Throughout the U.S. organisers are gearing up to celebrate the centennial of the 19th amendment, ratified in 1920. Touted as the law that finally gave women the right to vote, it is often forgotten, or maybe even ignored, that this law had very little effect on the wishes and requirements of those who did not fit into the categories of middle-class and upper-class white women.
In a 2018 New York Times op-ed piece, editorial writer Brent Staple warned that the importance of the passage of the 19th amendment should not be overstated. As Staples pointed out, memorials and celebrations frequently express inaccurate messages and continue to maintain historical wrongs in terms of racism. Organisers need to keep that in mind as they commemorate a skewed legality in which both racism and xenophobia reared their very ugly heads. Organisers and celebrants also need to remember that some of the women who fought for the right to vote gained very little, if anything, from this amendment.
One of those women was Mabel Ping-Hua Lee. She merits credit and deserves to be celebrated.
According to New York Congresswoman Nydia M Velasquez:
Mabel Lee’s life is the story of breaking down countless barriers at a time when women had few opportunities. Mabel Lee was a steadfast advocate for women’s rights and for the greater Asian American community.
Lee, born in 1896 in Guangzhou, China, emigrated to the United States, where she became the first Chinese woman to obtain a PhD from Columbia University in economics; a community organiser who established classes for Chinatown’s residents in carpentry, radio and typewriting; a staunch advocate for Chinese-American rights and culture; and a progressive, significant member of the suffragette movement.
Maintaining that suffrage for women was essential to a successful democracy and urging the Chinese community to promote girls’ education and women’s civic participation, she campaigned non-stop for women’s rights. In 1912, just 16 years old, she took part in a parade with 10,000 other suffragists advocating for the right to vote. Lee, riding a horse, helped lead the parade. And as early as 1913, a very young Lee insisted that true feminism “is nothing more than the extension of democracy or social justice and equality of opportunities to women.”
Thanks to her time, energy, words and actions and the many members of the Chinese-American community she helped mobilise, some women in New York State were given the right to vote in 1917 and in 1920 the 19th Amendment gave some women throughout the country the right to vote.
The Chinese Exclusion Act, the very first significant law restricting immigration to the United States, was signed into law in 1882 to limit Chinese immigration and prevent all Chinese immigrants—men and women—from becoming citizens. Denied U.S. citizenship, Mabel Lee and all her compatriots could not vote, even though they had campaigned with, marched along side and stood shoulder to shoulder with their fellow American suffragists.

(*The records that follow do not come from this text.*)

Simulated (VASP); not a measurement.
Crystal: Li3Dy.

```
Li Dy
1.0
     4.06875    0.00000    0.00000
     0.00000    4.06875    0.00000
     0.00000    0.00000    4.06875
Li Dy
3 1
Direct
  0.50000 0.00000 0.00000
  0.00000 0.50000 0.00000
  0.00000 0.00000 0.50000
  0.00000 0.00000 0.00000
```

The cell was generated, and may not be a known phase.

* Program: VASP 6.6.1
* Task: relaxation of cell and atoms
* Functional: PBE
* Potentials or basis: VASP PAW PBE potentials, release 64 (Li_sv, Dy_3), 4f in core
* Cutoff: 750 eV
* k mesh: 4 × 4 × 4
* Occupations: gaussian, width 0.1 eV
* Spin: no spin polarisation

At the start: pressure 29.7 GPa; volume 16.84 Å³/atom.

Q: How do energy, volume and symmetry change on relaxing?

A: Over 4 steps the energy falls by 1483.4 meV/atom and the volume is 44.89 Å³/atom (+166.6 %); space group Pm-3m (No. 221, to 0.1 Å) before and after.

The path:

As 2020, the centennial of the 19th Amendment, approaches and various educational programmes, monuments and festivities are being planned, it should be remembered that this centennial is a day of celebration for only some women—not everyone. It was not until 1943—not 1920—that Chinese-Americans—men and women—were legally given the right to citizenship and the right to vote.
In the summer of 2018, I was sitting in the middle of Doyers Street, a 200-foot-long dog leg, running from Pell Street to the Bowery in New York’s Chinatown.
One hundred years ago Doyers Street was known as an alleyway of violent gang warfare and blood-splattered sidewalks with quick get-away underground tunnels. But in the summer of 2018, for three months, Doyers Street was turned into a temporary, daytime, vehicle-free asphalt, colourful mural celebrating its past and present history of the Chinese immigrant experience. Multi-coloured, vibrant images of dragons and flowers and Jackson Pollock-like splatters of paint (created by the artist Chen Dongfan and sponsored by the New York City Department of Transportation’s Doyers Street Seasonal Street Public Art programme and the Chinatown Partnership’s Pedestrian Plaza Project) temporarily added new life and vibrancy to this neighbourhood street.
Keith, a graphic designer from Brooklyn, set up his camera to take photographs. A mother, born and bred in Manhattan, and her two sons, visiting from Côte d’Ivoire heard about the celebration on the news and came down to pose for their own pictures. Two students from Korea had a recent list of all the must-see places to visit while in New York and this was one of the places on the list. A family of four from France stopped to take, first serious and then silly, snaps. Doyers Street had become a must-see selfie spot.
And I watched, I questioned and I listened to residents, tourists, and shoppers as they took their selfies, walked over the murals, ate hand-pulled noodles and sipped tea, sold souvenirs or queued up at the post office. It soon became very clear that they had no idea that this celebratory artwork happened to coincide with another celebration of the Chinese immigrant experience: the passage of a bill through congress authorising the renaming of the local, very nondescript, grey-fronted, post office building at number six Doyers Street.
The change of name, proposed by Congresswoman Velazquez, cleared both chambers of Congress with bipartisan support and was signed into law on 25th July, 2018. The Mabel Lee Memorial Post Office is now a much-belated and much-appreciated honour by the local community in recognition of the legendary Mabel Ping-Hua Lee.